Mohan Ranganathan, Aviation Safety Consultant

Captain Mohan Ranganathan, an aviation safety consultant with 35 years of flying experience tells AIBM that India needs to focus more on air safety and training.

The Civil Aviation Ministry claims preliminary feedback from the International Civil Aviation Organization (ICAO) suggests it was ‘satisfied’ with the regulatory mechanism. What has the Government done since the last audit to get a positive feedback?

The ICAO audit team never gives an opinion. They submit their findings to the department in Montreal who study them and then give their opinion. Even in 2012, the Ministry of Civil Aviation (MoCA) released a press statement, soon after the audit, that the team found India above world standards. When the final report came out, India was in the list of 13 nations found wanting.

As a veteran pilot and safety consultant, how do you view Indian aviation’s track record with safety standards? What are the reforms India needs to undertake?

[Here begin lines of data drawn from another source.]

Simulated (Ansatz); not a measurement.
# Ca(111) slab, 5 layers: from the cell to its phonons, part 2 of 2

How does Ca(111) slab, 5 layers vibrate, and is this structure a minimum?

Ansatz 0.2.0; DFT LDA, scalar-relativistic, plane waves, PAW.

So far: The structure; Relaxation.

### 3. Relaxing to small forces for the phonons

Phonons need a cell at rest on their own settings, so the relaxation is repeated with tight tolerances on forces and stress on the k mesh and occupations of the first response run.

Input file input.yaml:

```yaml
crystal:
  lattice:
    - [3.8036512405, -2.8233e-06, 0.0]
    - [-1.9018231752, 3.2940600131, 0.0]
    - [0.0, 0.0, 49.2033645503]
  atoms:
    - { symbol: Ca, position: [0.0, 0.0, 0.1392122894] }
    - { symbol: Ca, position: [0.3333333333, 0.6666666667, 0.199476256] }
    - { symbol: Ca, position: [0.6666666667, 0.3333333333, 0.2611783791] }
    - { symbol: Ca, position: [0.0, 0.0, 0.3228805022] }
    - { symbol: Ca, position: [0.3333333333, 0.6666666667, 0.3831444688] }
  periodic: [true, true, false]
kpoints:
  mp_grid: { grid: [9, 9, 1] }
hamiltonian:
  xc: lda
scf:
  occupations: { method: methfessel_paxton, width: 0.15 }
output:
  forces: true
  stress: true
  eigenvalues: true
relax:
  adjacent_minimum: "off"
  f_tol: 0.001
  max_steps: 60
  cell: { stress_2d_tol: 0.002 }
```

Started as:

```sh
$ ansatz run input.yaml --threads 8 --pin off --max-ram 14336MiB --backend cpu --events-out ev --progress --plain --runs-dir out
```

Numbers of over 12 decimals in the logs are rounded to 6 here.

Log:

Indian safety standards are abysmally low. We do not have enough ‘qualified’ specialists in Directorate General of Civil Aviation (DGCA) or Airports Authority of India (AAI). A large majority hold their positions either because of their caste or connections. India has to move from the ‘cover-up mode’ to the ‘ proactive safety mode’. You need to ensure that the surveillance safety audits are not a box ticking exercise but a realistic finding and ensure a proper follow-up on actions taken. Right now, DGCA and AAI are moving at a tangent, both claiming the safety standards are better than the world, but in reality, both are wrong.

A record number of 422 air-safety violations were detected in 2016 against 275 in 2015. Is DGCA well equipped and well resourced to handle the safety issues?

Right from the ICAO Universal Safety Oversight Audit Programme in 2006, the findings have pointed towards a shortage of qualified man power.

Every time, they are assured that the numbers will be filled up as soon as possible. Eleven years on, the malaise continues. Accidents are covered up as incidents and investigation standards are really low.

The Flight Standards Directorate of DGCA is a joke and the lowering of standards is primarily due to this.

How badly does India need a Civil Aviation Authority (CAA)? Why has this reform on regulatory mechanism been put on the backburner?

India needs an independent CAA. And not just today; it has been missing one for the past 20 years. The MoCA controls all aspects of aviation in India without having a single qualified person. This scenario cannot continue.

India is on a modernisation spree of its aviation sector, especially building new airports. What are the challenges on safety issues?

Indian aviation is a perfect example of ‘never judge a book by its cover’. Attractive terminal buildings and a number of airports do not make for a safe system. We have a severe shortage of qualified pilots, engineers, air traffic controllers and personnel. Merely filling the vacancies without proper training and qualification does not make it a safe system. First, employ, train and provide experience to qualified personnel before thinking of expansion.

Is there enough focus on building infrastructure to handle the growing capacity and training/skilling manpower to handle growing challenges?

No. Focus is mainly on popular statements and how things are bright.